A couple of weeks ago my wife was going through the channel and The Empire Strikes Back was on. Ever since high-school Empire has been my favorite Star Wars movie. I have two great memories of it. One is, on our third date, my wife and I watched it. Empire’s her favorite Star Wars movie too, she really likes the At-Ats (I also like the way she says At-Ats). The second would be on the night before I got married, Rich and I watched Empire at his place eating the best Chinese food in the world.
But this time, as I walked into the room and saw it, I felt sad because of Rich. As I’ve said before, my friendship with Rich was made on Star Wars. Our whole time as friends, nearly 30 years, we were nerds for it and spent hours playing Star Wars, discussing the films, and collecting it. We had two long running jokes when it came to Star Wars. One was we’d always say to one another matter-of-factly, half serious, half joking (more serious I would think), “Why don’t you give me all your Star Wars toys?” The second was a constant debate about who knew more about the original trilogy. One day Rich took it to the extreme by claiming I could say any line from the movie, any word of dialogue, and he could finish the quote. I took out my Star Wars screenplays, searched through for a scene, found one, and said, “the.”
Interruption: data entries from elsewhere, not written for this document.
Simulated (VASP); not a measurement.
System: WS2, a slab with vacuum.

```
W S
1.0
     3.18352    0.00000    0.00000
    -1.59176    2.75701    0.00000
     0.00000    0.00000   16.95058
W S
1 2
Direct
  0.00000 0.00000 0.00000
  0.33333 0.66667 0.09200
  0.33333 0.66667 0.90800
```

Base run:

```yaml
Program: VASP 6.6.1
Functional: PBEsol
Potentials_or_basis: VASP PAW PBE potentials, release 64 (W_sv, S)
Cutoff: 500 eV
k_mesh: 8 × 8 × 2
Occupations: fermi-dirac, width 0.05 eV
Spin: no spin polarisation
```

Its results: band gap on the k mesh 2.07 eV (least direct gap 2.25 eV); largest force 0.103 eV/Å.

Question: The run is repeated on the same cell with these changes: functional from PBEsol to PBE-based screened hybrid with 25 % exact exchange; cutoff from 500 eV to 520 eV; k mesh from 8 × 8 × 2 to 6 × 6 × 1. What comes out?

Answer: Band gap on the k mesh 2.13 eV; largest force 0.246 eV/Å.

“What the hell is that? ‘The’” he asked.
“That’s your word, finish the line.”
As teens in high-school who could drive, that meant we could go and check for Star Wars stuff whenever we hung out. We did this a lot. Of one of my best memories of this is from our senior year of high-school. Rich had perfect attendance at the time while I, well let’s just say I didn’t. Rich didn’t want to get the perfect attendance award at school when we graduated, so he decided to call out one day. Rich was my ride to and from school, so when he said he was calling out, I told my mother I was calling out and she gave me no trouble.
My mother never believed me when it came to being sick. Mostly she was right because most of the time I wasn’t sick, except for the time my senior years my glands in my throat were so swollen that I made her take me to the doctor, her not believing me, until the doctor told her I had mono.
The day Rich and I called out though, that was a cool day. He came over to get me and we went to the mall and bought Star Wars models to build and paint. Rich was such a better model builder than I was.
Collecting with Rich meant we were always on the lookout for collectibles. When we were younger, these were the days before the internet, which meant we had to shop through catalogues, go to the mall, flea markets, garage sales, or when our school would hold some kind of junk sale in the gym where people could get rid of things.
When we were in high-school is when we started going to conventions. These were the best. We usually went to a horror convention twice a year, or science fiction conventions. My favorite convention we ever went to was also the last one we went to. That last convention I’ll never forget. I remember sitting on a curb outside the hotel, each of us drinking a nice cold coke and eating a soft pretzel. I’ll never forget that warm spring day. Even when he was here it was a convention we often spoke of. We talked about going to another convention but just never got around to it.
Walking the dealer room with Rich was great. We’d point things out to each other, stop at tables, and whenever Rich saw something of the Tantive IV, the Rebel Blockade Runner, Rich’s favorite ship from his favorite Star Wars movie (even until weeks before he died, the last time I spoke to him before the next day I was told he had two weeks to two months left to live, while his memory was slipping, I could ask him to name his favorite movie and he would look at me like nothing was wrong and say Episode IV). When he saw this ship, Rich would nerd out. I liked when he nerded out, it’s what made him and I friends.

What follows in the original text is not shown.